Other than the deed of trust, another important part of the trust arrangement is a promissory note, which is the actual contract that outlines the loan amount, interest rate, payment schedule, and repayment terms. Simply put, the deed of trust connects the loan to the property, whereas the promissory note sets out your obligation to repay it. 

Compared to a traditional mortgage, a deed of trust often allows for a quicker, non-judicial foreclosure if you stop making payments. So, while it’s still a path to homeownership, a deed of trust shifts more of the control to a third party, which can benefit the lender.

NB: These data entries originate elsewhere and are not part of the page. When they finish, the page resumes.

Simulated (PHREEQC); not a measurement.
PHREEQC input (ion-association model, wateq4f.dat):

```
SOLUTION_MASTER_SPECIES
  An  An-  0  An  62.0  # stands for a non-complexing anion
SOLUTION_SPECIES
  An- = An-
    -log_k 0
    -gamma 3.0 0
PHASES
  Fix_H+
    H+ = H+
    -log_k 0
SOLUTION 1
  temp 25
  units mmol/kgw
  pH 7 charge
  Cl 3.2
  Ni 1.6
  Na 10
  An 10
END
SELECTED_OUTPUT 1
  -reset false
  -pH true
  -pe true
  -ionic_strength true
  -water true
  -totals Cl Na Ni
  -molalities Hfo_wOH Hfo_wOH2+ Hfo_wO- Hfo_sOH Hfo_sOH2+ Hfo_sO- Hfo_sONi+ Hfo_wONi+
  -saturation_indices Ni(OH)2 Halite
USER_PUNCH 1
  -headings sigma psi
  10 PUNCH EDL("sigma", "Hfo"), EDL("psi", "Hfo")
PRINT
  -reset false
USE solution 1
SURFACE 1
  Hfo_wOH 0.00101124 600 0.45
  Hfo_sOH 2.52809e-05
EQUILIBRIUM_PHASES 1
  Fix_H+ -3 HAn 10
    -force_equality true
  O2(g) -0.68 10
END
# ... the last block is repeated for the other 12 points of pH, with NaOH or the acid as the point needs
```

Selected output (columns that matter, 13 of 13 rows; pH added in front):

Pros and Cons of a Deed of Trust

Pros:

  • Avoid long, drawn-out legal battles and potentially work out alternative solutions if you default on the loan
  • Less court involvement during the foreclosure process
  • Simpler loan process
  • Keeping more control within the borrower-lender relationship rather than involving a court

Cons: 

  • Risk of faster foreclosure, meaning less time to catch up on missed payments
  • Less borrower protection (e.g. fewer opportunities to dispute or delay foreclosure)
  • Limited or unavailable redemption rights

Parties Involved in Getting a Deed of Trust

A deed of trust involves an additional party compared to a traditional mortgage. This arrangement is common in states that use a deed of trust instead. The key players involved are:

  • Trustor: You, the homebuyer, are the trustor in this arrangement. Similar to a borrower in a mortgage, you secure financing from a lender to purchase the property and agree to repay the loan over time. As the trustor, you transfer legal title to the property to a neutral third party (the trustee) as security for the loan.
  • Beneficiary: The beneficiary is the lender providing the funds for the home purchase. They benefit from the deed of trust because it allows them to foreclose more quickly through a non-judicial process if the borrower defaults. The lender’s interest is secured through the deed of trust rather than directly holding a lien on the property.
  • Trustee: The trustee is an independent third party who holds the legal title to the property until the loan is paid off. The trustee’s role is crucial because they act as a neutral party who can facilitate foreclosure if the borrower defaults or transfer the title to the borrower once the loan is fully repaid. Trustees are often title companies, attorneys, or other legal entities.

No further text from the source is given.